"I am not one who was born in the custody of wisdom. I am one who is fond of olden times and intense in quest of the sacred knowing of the ancients." Gustave Courbet

04 September 2021

Resists.


Fly-fishing for trout offers an ideal match of the exacting and the aesthetically pleasant: to sit by a stream during the evening hatch and watch what trout are feeding on, then to draw from the hundreds of variations in your fly boxes a close approximation and catch a few trout. It's easily the most hypnotic of the outdoor sports. Once we began fishing in the Middle Branch of the Ontanagon at dawn. I was numbly depressed from having finished my second book of poems and had been sleepwalking and drinking for weeks. My friend, who is equally maniacal and has no pain threshold that is noticeable, insisted we eat a pound of bacon, refried beans and a dozen eggs for strength. We fished nonstop then from dawn to dark at ten in the evening. It was a fine day, cool with intermittent light rains and enough breeze to keep the mosquitoes away. I remember catching and releasing a half-dozen good brook trout from a pool where a small creek entered the river. We saw deer and many conical piles of bear shit that gave us pause, but then our local bears are harmless. We watched the rare and overwhelming sight of two adult bald eagles flying down the river course just above our heads, shrieking that we didn't belong there.

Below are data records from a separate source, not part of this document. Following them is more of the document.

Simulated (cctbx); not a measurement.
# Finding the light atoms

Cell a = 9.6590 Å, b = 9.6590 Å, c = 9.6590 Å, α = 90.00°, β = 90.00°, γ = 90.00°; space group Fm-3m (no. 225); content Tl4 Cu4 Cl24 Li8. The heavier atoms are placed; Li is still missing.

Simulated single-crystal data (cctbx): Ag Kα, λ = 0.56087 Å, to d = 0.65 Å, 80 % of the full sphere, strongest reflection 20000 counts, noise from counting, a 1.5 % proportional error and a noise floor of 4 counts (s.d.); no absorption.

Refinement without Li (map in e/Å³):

There is something about eating game that resists the homogeneity of taste found in even the best of our restaurants. A few years back when we were quite poor, lower-class by all the charts, we had a game dinner at our house. There were about twelve people contributing food, and with a check for a long poem I bought two cases of a white bordeaux. We ate, fixed in a number of ways, venison, duck, trout, woodcock, snipe, grouse, rabbit, and drank both cases of wine. I doubt you could buy the meal on earth.

The French, however, are marvelous at game cookery. Two years ago I spent a week up in Normandy covering a stag hunt at the invitation of a friend, Guy de la Valdène. His family has a chateau near St. George and a breeding farm for racehorses. You do not go to Russia to eat, and I had just returned from a hungry trip to Moscow and Leningrad. Other than the notion that stag hunting seemed to me the pinnacle of stylishness in mammal hunting, the memorable part of the week was the eating, a vulgar word for what took place nightly in a local auberge. Despite my humble background I found I enjoyed saddle of wild boar, or a 1928 Anjou with fresh pâté de foie gras in slabs, trout laced with truffles, côtelettes of loin from a small forest deer called a chevreuil, pheasant baked under clay with wild mushrooms. It all reminded me of the bust of Balzac by Rodin at the Metropolitan in New York, the evidence in his immense, bulbous face of his legendary interest in food and wine. But moderation only makes sense to those whom such food is continually available. The stag hunt itself began after dawn, and the animal was brought to bay by the hounds at twilight, when the master of the hunt dispatched the stag with a silver dagger after the manner of some six centuries. All day we had been sipping Château Margaux straight from the bottle and not feeling even vaguely boorish.

Jim Harrison, from "A Sporting Life"

Some of the best meals I've ever eaten outside the home haven't been in restaurants, but seated on a log in the woods, afloat on a lake, or standing at a tailgate buffet-table.  Fresh air makes anything taste better.

Jim's right, glasses are for the fully-evolved. --Ed.